There’s a bad habit among New York City pedestrians that needs to be addressed. It’s a problem that’s not just prevalent among tourists, or the bridge-and-tunnel set, or the elderly. It’s a problem that’s surprisingly not just confined to on-street cell-phone talkers, coffee sippers, or iPod listeners.
The problem is sidewalk drifting.
Sidewalk drifting occurs when you and another pedestrian are walking down the sidewalk, nearly side-by-side, when the offender inexplicably drifts over into your straight-line path. They’re not going into a store. There’s nobody coming at them in the other direction. There is no reason for them to move. But for some reason, they find it necessary to move into your way.
Often times, they are slower-moving than you are, and they drift into your way as you approach them from behind. These pedestrians need rear-view mirrors.
Sidewalk drifting is the pedestrian equivalent of changing lanes without signaling.
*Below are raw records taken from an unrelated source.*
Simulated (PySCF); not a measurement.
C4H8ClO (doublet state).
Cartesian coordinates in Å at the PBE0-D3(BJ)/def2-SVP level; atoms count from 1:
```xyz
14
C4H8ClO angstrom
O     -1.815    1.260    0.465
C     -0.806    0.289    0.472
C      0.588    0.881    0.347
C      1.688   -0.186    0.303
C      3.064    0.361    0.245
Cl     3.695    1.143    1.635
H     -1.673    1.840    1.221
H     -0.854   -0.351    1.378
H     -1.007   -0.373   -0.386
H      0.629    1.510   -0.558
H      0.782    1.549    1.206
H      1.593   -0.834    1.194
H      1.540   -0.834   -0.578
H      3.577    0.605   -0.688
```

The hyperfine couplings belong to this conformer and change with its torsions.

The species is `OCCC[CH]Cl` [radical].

Generally, it happens without warning. Sometimes the reason is obvious: most of the time, sidewalk drifters are talking on their cell phones, completely oblivious to their surroundings. These are the same people who are literally incapable of walking and chewing gum. But often, sidewalk drifting happens without explanation: does the other pedestrian feel more comfortable on the right side of the sidewalk? Can the other pedestrian only walk at 20-degree angles? Does the other pedestrian enjoy the extremely close company of complete strangers?
There’s one sure-fire solution to stopping sidewalk drifting. We’ll make the pedestrian experience more like driving… with sidewalk lane markings!
There! Millions of dollars in paint and labor and… problem solved!